So we’ve been together 10 years, married 5…
I had DC3 3 weeks ago (planned section) and DH has decided to go out on a bender tonight with all his mates at a mutual friends large garden party. I was a bit peeved about it as he spent the whole day saying he wasn’t going. Then at 7pm decided that he was .. okay, I know I’m sounding unreasonable so far but it was pretty annoying. Especially as I would have really liked to have gone too and we could have arranged childcare for a couple of hours so that we both could have gone. But this comes after he has 1) paid for a season ticket for his football team and will go to every home match 2) planned a 4 day bender with his friends over a street festival in a town about 40 mins away from us and 3) has signed himself up for a 6 day programme over the street festival held in our village.. not including all the ‘meetings’ and prep him and his friends will need to do beforehand.
I am starting to feel quite upset by all this as he told me before DC3’s arrival that he wouldn’t be going out so much… and therefore wanted to ‘make the most’ of going out with his friends, attending all the football matches, and going to every bloody festival/event in the local vicinity ..and now I just feel tricked.
i guess I’m just wallowing and feeling sorry for myself. I moved abroad (his home town/ country) after we got married and had DC1 and gave up my well paid career, house, family, friends, hobbies etc.. but I really have tried to regain my life, applied for jobs, got my horse moved over here (which was a godsend) but sadly had to PTS last September, I’ve made new friends not related to him, started my own baby group etc and just really tried to intergrate myself but he makes it hard for me, complains about having to look after the kids and just generally makes things difficult at times.

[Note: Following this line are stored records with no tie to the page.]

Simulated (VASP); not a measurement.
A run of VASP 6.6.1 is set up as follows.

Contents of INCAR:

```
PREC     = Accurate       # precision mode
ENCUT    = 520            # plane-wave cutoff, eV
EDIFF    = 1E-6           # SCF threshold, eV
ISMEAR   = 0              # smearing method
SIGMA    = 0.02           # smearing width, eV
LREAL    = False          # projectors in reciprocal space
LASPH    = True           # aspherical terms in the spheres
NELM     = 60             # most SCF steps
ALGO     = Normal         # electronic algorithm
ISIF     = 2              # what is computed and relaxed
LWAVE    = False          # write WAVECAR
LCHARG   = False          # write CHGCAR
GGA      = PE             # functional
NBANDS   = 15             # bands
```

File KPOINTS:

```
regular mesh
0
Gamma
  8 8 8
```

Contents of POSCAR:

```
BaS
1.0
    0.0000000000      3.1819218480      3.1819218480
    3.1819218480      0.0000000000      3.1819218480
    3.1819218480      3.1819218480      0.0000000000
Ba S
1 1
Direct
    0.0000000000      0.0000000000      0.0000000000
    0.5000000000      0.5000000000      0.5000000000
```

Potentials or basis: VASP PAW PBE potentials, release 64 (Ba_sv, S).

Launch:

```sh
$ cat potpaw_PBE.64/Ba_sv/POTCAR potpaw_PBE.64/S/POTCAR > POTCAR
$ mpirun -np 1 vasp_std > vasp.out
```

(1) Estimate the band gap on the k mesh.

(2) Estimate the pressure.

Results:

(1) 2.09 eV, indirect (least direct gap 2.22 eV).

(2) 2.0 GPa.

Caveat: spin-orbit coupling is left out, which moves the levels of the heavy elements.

He is a lovely guy, the kids love him, he does quite a lot for them and round the house and did support me through extreme HG in the last pregnancy (although wasn’t always that understanding) so he’s not all bad.
I guess I would just like it if he maybe invited me out for once, he never asks me to join when mutual friends are having parties, doesn’t ever arrange childcare with his parents so we can go out together (not even for a meal!!) even though I’ve mentioned it often enough and I just feel quite sad really. My mum also died 2017 and I tend to find this PP phase quite hard, just wish she was here so I could at least vent to her. But I guess mumsnet it is…
so TLDR… AIBU to wish he didn’t go out so much/ at least invited me along too sometimes?